### Heroes Of Pymoli Data Analysis
* Of the 1163 active players, the vast majority are male (84%). There also exists, a smaller, but notable proportion of female players (14%).

* Our peak age demographic falls between 20-24 (44.8%) with secondary groups falling between 15-19 (18.60%) and 25-29 (13.4%).  
-----

### Note
* Instructions have been included for each segment. You do not have to follow them exactly, but they are included to help you think through the steps.

In [3]:
# Dependencies and Setup
import pandas as pd
import numpy as np

# File to Load (Remember to Change These)
file_to_load = "Resources/purchase_data.csv"

# Read Purchasing File and store into Pandas data frame
purchase_data = pd.read_csv(file_to_load)
purchase_data.head()

Unnamed: 0,Purchase ID,SN,Age,Gender,Item ID,Item Name,Price
0,0,Lisim78,20,Male,108,"Extraction, Quickblade Of Trembling Hands",3.53
1,1,Lisovynya38,40,Male,143,Frenzied Scimitar,1.56
2,2,Ithergue48,24,Male,92,Final Critic,4.88
3,3,Chamassasya86,24,Male,100,Blindscythe,3.27
4,4,Iskosia90,23,Male,131,Fury,1.44


## Player Count

* Display the total number of players


In [4]:
total_players = purchase_data['SN'].nunique()
total_players

576

## Purchasing Analysis (Total)

* Run basic calculations to obtain number of unique items, average price, etc.

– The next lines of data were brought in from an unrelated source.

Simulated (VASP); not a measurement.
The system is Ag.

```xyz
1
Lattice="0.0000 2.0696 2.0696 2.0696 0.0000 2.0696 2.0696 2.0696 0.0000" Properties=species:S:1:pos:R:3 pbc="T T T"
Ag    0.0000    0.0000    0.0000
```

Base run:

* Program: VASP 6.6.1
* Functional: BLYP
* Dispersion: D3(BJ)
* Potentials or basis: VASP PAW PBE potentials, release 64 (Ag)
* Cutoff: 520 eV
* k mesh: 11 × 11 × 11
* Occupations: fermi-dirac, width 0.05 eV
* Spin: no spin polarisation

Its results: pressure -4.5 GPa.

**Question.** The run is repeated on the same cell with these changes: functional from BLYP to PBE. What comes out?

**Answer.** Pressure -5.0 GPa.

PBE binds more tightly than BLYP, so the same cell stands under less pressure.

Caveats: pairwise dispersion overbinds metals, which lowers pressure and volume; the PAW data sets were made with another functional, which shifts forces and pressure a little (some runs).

* Create a summary data frame to hold the results


* Optional: give the displayed data cleaner formatting


* Display the summary data frame


In [5]:
# Number of Unique Items
unique_item_ct = purchase_data['Item ID'].nunique()
unique_item_ct

183

In [6]:
# Average (Item) Price
avg_price = round(purchase_data.groupby('Item Name')['Price'].mean().mean(), 2)
avg_price

3.04

In [7]:
# Total Number of Purchases
purchase_ct = purchase_data['Purchase ID'].count()
purchase_ct

780

In [8]:
# Total Revenue
sales_revenue = purchase_data['Price'].sum()
sales_revenue

2379.77

In [9]:
# Summarize Purchase Data into DataFrame
summary = pd.DataFrame(data={'Number of Unique Items':[unique_item_ct],
                             'Average Price':[avg_price],
                             'Number of Purchases':[purchase_ct],
                             'Total Revenue':[sales_revenue]})
summary

Unnamed: 0,Number of Unique Items,Average Price,Number of Purchases,Total Revenue
0,183,3.04,780,2379.77


In [10]:
# Format Output: Total Revenue as Currency
summary['Total Revenue'] = summary['Total Revenue'].map("${:,.2f}".format)
summary

Unnamed: 0,Number of Unique Items,Average Price,Number of Purchases,Total Revenue
0,183,3.04,780,"$2,379.77"


## Gender Demographics

* Percentage and Count of Male Players


* Percentage and Count of Female Players


* Percentage and Count of Other / Non-Disclosed




In [11]:
# Male Player Count
male_ct = purchase_data[['SN','Gender']].groupby('Gender')['SN'].nunique().loc['Male']
male_ct

484

In [12]:
# Male Player Percentage
male_pct = round((male_ct/total_players)*100,2)
male_pct

84.03

In [13]:
# Female Player Percentage
female_ct = purchase_data[['SN','Gender']].groupby('Gender')['SN'].nunique().loc['Female']
female_ct

81

In [14]:
female_pct = round((female_ct/total_players)*100,2)
female_pct

14.06

In [15]:
other_ct = purchase_data[['SN','Gender']].groupby('Gender')['SN'].nunique().loc['Other / Non-Disclosed']
other_ct

11

In [16]:
other_pct = round((other_ct/total_players)*100,2)
other_pct

1.91


## Purchasing Analysis (Gender)

* Run basic calculations to obtain purchase count, avg. purchase price, avg. purchase total per person etc. by gender




* Create a summary data frame to hold the results


* Optional: give the displayed data cleaner formatting


* Display the summary data frame

In [17]:
# By Gender: Purchase Count
gen_purchase_count = purchase_data.groupby('Gender')['SN'].count()
gen_purchase_count.reset_index().rename(columns={'SN':'Counts'})


Unnamed: 0,Gender,Counts
0,Female,113
1,Male,652
2,Other / Non-Disclosed,15


In [18]:
# By Gender: Avg Purchase Price
gen_avg_price = round(purchase_data.groupby('Gender')['Price'].mean(),2)
gen_avg_price.reset_index().rename(columns={'Price':'Avg Item Price'})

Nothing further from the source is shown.